Provenance Blockchain: A One-Stop Shop for Token Issuance and Compliance?

As the “public blockchain” space is being tempered now by market forces, regulation and reality, companies running or looking to set up an investing platform or manage token issuance may want to take a look at the Provenance Blockchain, a privately-developed DLT (distributed ledger technology platform).

If you have been reading me, you’ll know I’m no huge fan of purported “blockchain” projects, especially ones claiming to be “decentralized” (controlled by no one party). This is because a closer examination of many projects reveals that they are actually centralized. Critics like David Gerard have also argued that centralization is more or less inevitable as blockchains scale- the heavy concentration of Bitcoin mining in China, for instance.

I also have a chip on my shoulder because most blockchain projects also sold tokens to the public before they even had a prototype or determined real demand. Ninety percent of projects that ICO’d in 2016 and 2017 have now failed or are struggling to deliver as the cash taps slowed to a trickle during the recent token market slump.

Frankly, there appears to be a glut of token supply currently and many blockchains are struggling to “go mainstream” and find users.

Ironically, writing about crypto for more than two years has only increased my affection for mainstream fiduciaries and privately-endowed trust.

So this brings us to the matter of whether or not security-issuance can really be aided by software that claims to coordinate KYC, compliance with Bank Secrecy etc. and trading all on one platform.

Provenance says it can. I have not tested this product, nor seen testimonials. I’ll have to leave that to you. But I can tell you about it.

According to Provenance:

“The asset management industry is plagued by costly inefficiencies and intermediation. North American investment management companies spent over $300 billion in 2018 on operations, technology, custody, compliance and administration.”

Keep in mind that even a blockchain won’t relieve you of all your compliance costs if The Man comes calling, as Kraken pointed out in a recent tweet.

Provenance says its software, “has been used by firms such as Jefferies, Figure and Caliber Loans to reduce costs and improve execution in the loan origination, financing, and securitization market.”

Figure and Caliber Loans are sister firms of Provenance. Figure, the creator of Provenance, is an online lender facilitating student debt refinancing, mortgage refinancing, and HELOCs. Caliber is a home financing platform. Last August, Figure reportedly raised $100 million in funding at a billion-dollar valuation thus entering Fintech unicorn status.

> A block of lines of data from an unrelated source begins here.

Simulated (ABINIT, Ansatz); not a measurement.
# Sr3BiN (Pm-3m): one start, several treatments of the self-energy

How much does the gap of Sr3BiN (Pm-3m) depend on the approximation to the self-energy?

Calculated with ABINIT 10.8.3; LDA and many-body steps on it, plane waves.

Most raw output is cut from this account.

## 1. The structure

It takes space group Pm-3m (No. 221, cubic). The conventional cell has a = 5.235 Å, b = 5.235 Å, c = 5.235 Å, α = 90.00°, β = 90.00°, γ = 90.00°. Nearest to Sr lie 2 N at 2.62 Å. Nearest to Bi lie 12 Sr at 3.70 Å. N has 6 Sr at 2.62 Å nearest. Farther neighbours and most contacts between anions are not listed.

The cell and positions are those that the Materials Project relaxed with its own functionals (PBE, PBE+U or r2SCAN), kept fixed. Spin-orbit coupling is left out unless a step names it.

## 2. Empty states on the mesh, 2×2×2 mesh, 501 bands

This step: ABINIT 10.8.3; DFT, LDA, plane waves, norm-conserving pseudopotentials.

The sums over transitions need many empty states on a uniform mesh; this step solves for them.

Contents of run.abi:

With regards to savings on administration, the company claims:

“Figure and its partners have realized upwards of 133 basis points in value using Provenance for the origination, financing, trading and securitization of over $700 million in loans on Provenance. While the basis point value gain is smaller for fund custody and administration, we believe the dollar amount of benefit is at least as great.”

In terms of how it works:

“Provenance is a public but permissioned, distributed stakeholder blockchain for the financial ecosystem. Provenance combines the distributed, trustless and immutable characteristics of blockchain with the function of a ledger, registry and exchange.”

I’m not sure what the 12 financial firms are doing:

“Provenance utilizes a set of stakeholders – 12 financial firms – to validate transactions, and omnibus banks to act as a bridge between blockchain and fiat.”

Maybe it’s background for the, “immediate, riskless, bilateral trading between two parties, be it to trade a security or subscribe to a fund.”

Best consult the white paper at this time.

Efficiencies, the company claims, also come from the:

● “Registrar – Reduces or eliminates the role of  a transfer agent in managing subscriptions, redemptions, cap table and investor communication.”

● “Exchange – Allows for up to 24×7 trading of fund subscriptions.”

● “Ledger – Reduces custody and administration costs. With a broader adoption of Provenance, additional benefits can be realized…”

Other outlets have described liquidity problems with small tokens (many of these were ICOs) it should be noted, but that doesn’t necessarily mean that a token representing a good asset on a reputable platform won’t attract buyers.

Some of the features of the software, including maintaining investor verification records and trading, don’t seem that different from conventional stock trading software on the surface. I could easily be wrong on that as this platform could offer consolidation virtues.

At least it has centralization going for it.